This chapter contains the engineering properties and related characteristics of steels used in aircraft and missile structural applications. General comments on engineering properties and other considerations related to alloy selection are presented in Section 2.1. Mechanical and physical property data and characteristics pertinent to specific steel groups or individual steels are reported in Sections 2.2 through 2.7. Element properties are presented in Section 2.8.
The selection of the proper grade of steel for a specific application is based on material properties and on manufacturing, environmental, and economic considerations. Some of these considerations are outlined in the sections that follow.
The steel alloys listed in this chapter are arranged in major sections that identify broad classifications of steel partly associated with major alloying elements, partly associated with processing, and consistent generally with steel-making technology. Specific alloys are identified as shown in Table 2.1.1 (see the Steel Alloy Index at the top of this page).
One of the major factors contributing to the general utility of steels is the wide range of mechanical properties which can be obtained by heat treatment. For example, softness and good ductility may be required during fabrication of a part and very high strength during its service life. Both sets of properties are obtainable in the same material.

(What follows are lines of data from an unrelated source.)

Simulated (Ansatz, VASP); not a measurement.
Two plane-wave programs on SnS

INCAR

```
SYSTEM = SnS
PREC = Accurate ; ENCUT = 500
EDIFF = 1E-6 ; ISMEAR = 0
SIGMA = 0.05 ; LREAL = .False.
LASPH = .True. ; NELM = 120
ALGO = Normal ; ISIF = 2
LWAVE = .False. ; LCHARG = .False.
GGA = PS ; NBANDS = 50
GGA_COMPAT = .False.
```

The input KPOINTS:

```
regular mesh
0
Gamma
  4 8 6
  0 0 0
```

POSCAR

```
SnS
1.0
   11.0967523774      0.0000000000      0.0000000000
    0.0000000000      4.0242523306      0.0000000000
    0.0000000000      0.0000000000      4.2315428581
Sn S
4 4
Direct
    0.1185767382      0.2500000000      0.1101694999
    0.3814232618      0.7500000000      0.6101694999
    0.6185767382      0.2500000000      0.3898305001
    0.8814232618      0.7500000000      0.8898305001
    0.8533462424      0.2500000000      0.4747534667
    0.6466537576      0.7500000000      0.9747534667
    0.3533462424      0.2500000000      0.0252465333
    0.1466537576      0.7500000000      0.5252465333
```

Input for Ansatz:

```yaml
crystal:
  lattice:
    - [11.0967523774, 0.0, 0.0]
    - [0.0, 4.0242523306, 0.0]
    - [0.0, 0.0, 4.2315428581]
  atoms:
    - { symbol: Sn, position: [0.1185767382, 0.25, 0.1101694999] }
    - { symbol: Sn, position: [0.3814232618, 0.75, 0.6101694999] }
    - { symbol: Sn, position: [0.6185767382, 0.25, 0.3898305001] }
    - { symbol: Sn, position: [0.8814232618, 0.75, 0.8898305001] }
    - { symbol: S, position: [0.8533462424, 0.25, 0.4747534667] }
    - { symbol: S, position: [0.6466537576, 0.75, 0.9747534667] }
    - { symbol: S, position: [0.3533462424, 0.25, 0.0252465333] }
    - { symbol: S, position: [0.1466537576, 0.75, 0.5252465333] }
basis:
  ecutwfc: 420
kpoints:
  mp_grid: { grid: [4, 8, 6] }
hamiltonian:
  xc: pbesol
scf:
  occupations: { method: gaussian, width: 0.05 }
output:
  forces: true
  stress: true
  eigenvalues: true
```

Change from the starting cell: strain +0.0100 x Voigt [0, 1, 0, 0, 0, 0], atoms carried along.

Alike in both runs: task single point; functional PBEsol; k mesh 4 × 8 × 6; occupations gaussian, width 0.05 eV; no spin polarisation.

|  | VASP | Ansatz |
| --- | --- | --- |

All steels can be softened to a greater or lesser degree by annealing, depending on the chemical composition of the specific steel. Annealing is achieved by heating the steel to an appropriate temperature, holding, then cooling it at the proper rate.
Likewise, steels can be hardened or strengthened by means of cold working, heat treating, or a combination of these.
Cold working is the method used to strengthen both the low-carbon unalloyed steels and the highly alloyed austenitic stainless steels. Only moderately high strength levels can be attained in the former, but the latter can be cold rolled to quite high strength levels, or “tempers.” These are commonly supplied to specified minimum strength levels.
Heat treating is the principal method for strengthening the remainder of the steels (the low-carbon steels and the austenitic steels cannot be strengthened by heat treatment). The heat treatment of steel may be of three types: martensitic hardening, age hardening, and austempering. Carbon and alloy steels are martensitic-hardened by heating to a high temperature, or “austenitizing,” and cooling at a recommended rate, often by quenching in oil or water. This is followed by “tempering,” which consists of reheating to an intermediate temperature to relieve internal stresses and to improve toughness.
The maximum hardness of carbon and alloy steels, quenched rapidly to avoid the nose of the isothermal transformation curve, is a function in general of the alloy content, particularly the carbon content. Both the maximum thickness for complete hardening or the depth to which an alloy will harden under specific cooling conditions, and the distribution of hardness can be used as a measure of a material’s hardenability.
A relatively new class of steels is strengthened by age hardening. This heat treatment is designed to dissolve certain constituents in the steel, then precipitate them in some preferred particle size and distribution. Since both the martensitic hardening and the age-hardening treatments are relatively complex, specific details are presented for individual steels elsewhere in this chapter.
Recently, special combinations of working and heat treating have been employed to further enhance the mechanical properties of certain steels. At the present time, the use of these specialized treatments is not widespread.
Another method of heat treatment for steels is austempering. In this process, ferrous steels are austenitized, quenched rapidly to avoid transformation of the austenite to a temperature below the pearlite and above the martensite formation ranges, allowed to transform isothermally at that temperature to a completely bainitic structure, and finally cooled to room temperature. The purpose of austempering is to obtain increased ductility or notch toughness at high hardness levels, or to decrease the likelihood of cracking and distortion that might occur in conventional quenching and tempering.
The strength properties presented are those used in structural design. The room-temperature properties are shown in tables following the comments for individual steels. The variations in strength properties with temperature are presented graphically as percentages of the corresponding room-temperature strength property, also described in Section 9.3.1 and associated subsections. These strength properties may be reduced appreciably by prolonged exposure at elevated temperatures.
The strength of steels is temperature-dependent, decreasing with increasing temperature. In addition, steels are strain rate-sensitive above about 600 to 800°F, particularly at temperatures at which creep occurs. At lower strain rates, both yield and ultimate strengths decrease.
The modulus of elasticity is also temperature-dependent and, when measured by the slope of the stress-strain curve, it appears to be strain rate-sensitive at elevated temperatures because of creep during loading. However, on loading or unloading at high rates of strain, the modulus approaches the value measured by dynamic techniques.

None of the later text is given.